Pacific Gas Transmission Co.: A $1.1-billion expansion of about 1,000 miles of existing pipeline from Kingsgate, B.C., at the U.S.-Canadian border to the Bakersfield area. Would increase capacity into California by about 600 million cubic feet per day and by 150 million cubic feet per day into Washington and Oregon. A joint project of Pacific Gas Transmission and its parent, Pacific Gas & Electric of San Francisco. Claims to be oversubscribed, including requests for 350 million cubic feet per day from three local utilities: Southern California Edison, San Diego Gas & Electric, and the City of Long Beach. Seven utilities and 30 private customers overall.
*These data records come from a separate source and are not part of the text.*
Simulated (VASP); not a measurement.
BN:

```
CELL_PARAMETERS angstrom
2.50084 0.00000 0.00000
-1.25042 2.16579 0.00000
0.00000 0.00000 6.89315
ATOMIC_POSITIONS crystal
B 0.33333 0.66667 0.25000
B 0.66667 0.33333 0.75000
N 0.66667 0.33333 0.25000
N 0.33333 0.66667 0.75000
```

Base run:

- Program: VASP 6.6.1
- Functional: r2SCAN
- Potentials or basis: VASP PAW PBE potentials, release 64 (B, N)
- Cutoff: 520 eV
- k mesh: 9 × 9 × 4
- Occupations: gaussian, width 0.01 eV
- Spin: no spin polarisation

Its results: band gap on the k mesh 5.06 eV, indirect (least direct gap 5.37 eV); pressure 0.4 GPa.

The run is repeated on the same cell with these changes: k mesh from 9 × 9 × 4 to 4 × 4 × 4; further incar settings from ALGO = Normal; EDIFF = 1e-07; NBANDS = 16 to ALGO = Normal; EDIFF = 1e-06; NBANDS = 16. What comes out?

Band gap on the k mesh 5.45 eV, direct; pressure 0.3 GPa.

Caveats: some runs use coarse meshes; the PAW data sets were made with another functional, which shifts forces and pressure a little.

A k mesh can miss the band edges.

Altamont: A $600-million line from Wildhorse, Alberta, to Opal, Wyo., where it would tie in with one of two proposed Wyoming-California lines. A 700-million-cubic-feet-per-day joint venture of four big Canadian gas producers: Shell Canada, Amoco Canada, Mobil Oil Canada and Petro Canada. Altamont line is viewed as key to success of Kern-Mojave alliance because direct access to cheap Canadian gas is top priority of many California customers.

Mexus: A plan to carry Texas natural gas through northern Mexico and into Southern California, proposed by Texas investors and developers. Once seen as a way to also import natural gas from Mexico. Not active.